Driving in icy or snowy conditions
One of the most dangerous driving conditions is ice, as it is usually extremely hard to see and anticipate. Sudden temperature drops can also turn surface water into deadly ice patches that could be waiting for you around the next bend. Don’t be fooled into thinking that this only happens at night. Plummeting daytime temperatures and snow or sleet showers also present a real risk.
You’ll need to allow up to 10 times the usual braking distance in icy conditions. Keep in control of your vehicle by allowing your anti-lock brake system (ABS) to do its job. Avoid sudden braking, acceleration or steering. In a vehicle without ABS, apply the brakes gently.

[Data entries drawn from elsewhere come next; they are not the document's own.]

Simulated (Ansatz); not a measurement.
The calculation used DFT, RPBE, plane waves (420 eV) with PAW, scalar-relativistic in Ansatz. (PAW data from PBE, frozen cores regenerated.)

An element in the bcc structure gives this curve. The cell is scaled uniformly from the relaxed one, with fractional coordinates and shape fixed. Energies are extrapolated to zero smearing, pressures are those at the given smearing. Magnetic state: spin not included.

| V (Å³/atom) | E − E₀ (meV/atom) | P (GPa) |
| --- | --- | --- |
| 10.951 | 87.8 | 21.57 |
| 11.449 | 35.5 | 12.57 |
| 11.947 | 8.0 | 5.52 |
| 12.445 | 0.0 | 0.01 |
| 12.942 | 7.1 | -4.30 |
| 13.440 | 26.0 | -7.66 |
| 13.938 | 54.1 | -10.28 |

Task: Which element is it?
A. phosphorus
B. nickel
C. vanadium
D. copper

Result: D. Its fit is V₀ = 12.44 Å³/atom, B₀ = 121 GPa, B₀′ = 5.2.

In potentially snowy conditions, plan your journey before you set off and keep in touch with weather reports (e.g. Met Office) while travelling. If heavy snow is forecast, try to re-schedule your journey or your breaks to avoid travelling in the worst of the weather. Visit our traffic and travel information pages to a list of useful contacts.
Snow dramatically affects visibility, so make sure that you reduce your speed and use dipped headlights. Snow also affects braking distances so make sure that you allow for this by leaving a larger gap between you and the next vehicle.
Traction is a major problem in snow and ice, particularly if your vehicle is not fitted with traction control. To counteract this you should keep your wheels turning as slowly as possible particularly when pulling away.
Road markings and traffic signs will be extremely difficult to read. Make sure that you remain cautious at all times. Pay extra attention to the road and approach junctions slowly.
Deep snow and drifting may cause road closures. Do not attempt to use these roads, no matter what the circumstances, as you will be risking your life and the lives of others.
If snowy conditions are likely, keep extra layers of warm clothing and some food and drink in your cab in case you’re held up or get stuck.